A year ago, The Northern Echo, Darlington Borough Council and the Darlington Partnership of public and private sector organisations, launched Foundation for Jobs with Justin Welby, The Bishop of Durham as its patron.
Yesterday, as guest editor of The Northern Echo, the next Archbishop of Canterbury heard how the campaign has smashed its targets to find jobs and apprenticeships for under-25s and inspire the workers of tomorrow.
It has been so successful plans are in place to see the initiative extended across the region.
During a tour of factories, charities and colleges Bishop Welby heard that the campaign has created 102 apprenticeships and found internships for 105 - four months earlier than planned. Furthermore, almost 1,000 pupils from schools in Darlington have taken part in events to help prepare them for the world of work and 66 young people got advice on how to start their own business.
Prime Minister David Cameron is among the leading figures to have voiced support for Foundation for Jobs, which is set to become a cornerstone of the region’s attempt to take greater control over its own destiny.

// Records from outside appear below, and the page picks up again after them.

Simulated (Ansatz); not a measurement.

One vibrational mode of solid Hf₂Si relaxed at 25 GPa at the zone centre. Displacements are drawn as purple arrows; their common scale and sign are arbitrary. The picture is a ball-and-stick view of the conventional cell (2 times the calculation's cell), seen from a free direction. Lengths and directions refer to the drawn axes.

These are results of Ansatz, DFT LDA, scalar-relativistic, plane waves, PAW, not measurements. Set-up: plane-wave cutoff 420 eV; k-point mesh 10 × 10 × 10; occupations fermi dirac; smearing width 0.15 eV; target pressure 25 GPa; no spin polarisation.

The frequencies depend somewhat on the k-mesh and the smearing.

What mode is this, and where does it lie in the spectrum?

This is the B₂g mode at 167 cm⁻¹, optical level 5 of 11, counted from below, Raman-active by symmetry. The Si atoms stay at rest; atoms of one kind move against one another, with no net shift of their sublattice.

This week, the Tees Valley submitted an ambitious bid to the government for a City Deal that aims to boost jobs, investment and see Foundation for Jobs rolled out to Hartlepool, Middlesbrough, Redcar and Cleveland and Stockton boroughs.
"Wherever possible this campaign to improve job opportunities for our young people should become a model that is replicated all over the country," said Bishop Welby, soon to become head of the Church of England.
It comes on the day that North-East builders accused the Government of shortchanging the region on cash for vital road and rail improvements that puts jobs at risk.